The standard builds on the familiar RSS format to give publishers more control than the binary yes/no blocking of robots.txt. RSL 1.0 lets sites specify exactly how their content can be used for AI training, indexing, and search applications.
New features in 1.0 include the ability to allow traditional search indexing while blocking AI search applications. Publishers can also mandate monetary or in-kind contributions from AI systems that use noncommercial content.
“For anyone whose livelihood comes from publishing content online, RSL 1.0 is a no-brainer,” said Doug Leeds, co-CEO of the RSL Collective, in a press release.
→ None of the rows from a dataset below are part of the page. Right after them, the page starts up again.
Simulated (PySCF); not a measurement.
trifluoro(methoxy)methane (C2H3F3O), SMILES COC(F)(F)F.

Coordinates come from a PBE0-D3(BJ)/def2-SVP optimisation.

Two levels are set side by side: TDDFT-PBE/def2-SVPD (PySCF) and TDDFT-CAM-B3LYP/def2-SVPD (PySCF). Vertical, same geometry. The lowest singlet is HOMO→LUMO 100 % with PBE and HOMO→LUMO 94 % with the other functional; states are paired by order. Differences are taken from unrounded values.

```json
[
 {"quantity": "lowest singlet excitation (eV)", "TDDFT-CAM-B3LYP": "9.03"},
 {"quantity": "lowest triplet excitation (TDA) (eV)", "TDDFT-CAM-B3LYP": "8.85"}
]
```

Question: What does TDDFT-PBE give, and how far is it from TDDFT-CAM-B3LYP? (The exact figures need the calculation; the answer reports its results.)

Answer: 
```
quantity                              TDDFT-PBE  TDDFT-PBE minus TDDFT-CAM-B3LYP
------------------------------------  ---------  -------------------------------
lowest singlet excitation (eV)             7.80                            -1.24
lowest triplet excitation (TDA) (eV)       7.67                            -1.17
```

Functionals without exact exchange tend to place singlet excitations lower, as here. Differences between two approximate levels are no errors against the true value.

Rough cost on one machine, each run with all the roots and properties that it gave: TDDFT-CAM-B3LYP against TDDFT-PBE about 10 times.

The contribution-based licensing option was developed with Creative Commons to protect what the organizations call the “digital commons.” This refers to freely available knowledge and creative work that AI systems train on without compensation.
“By including contribution and attribution options, RSL helps protect the creative and knowledge commons that make the internet valuable to everyone,” said Anna Tumadóttir, CEO of Creative Commons, in the announcement.
Cloudflare plans to let customers include RSL licenses in HTTP 402 payment-required responses. Akamai committed to helping publishers enforce their RSL controls.
RSL represents a growing push by publishers to establish clearer rules for AI training data. The standard offers an alternative to the current patchwork of individual licensing deals between publishers and AI companies.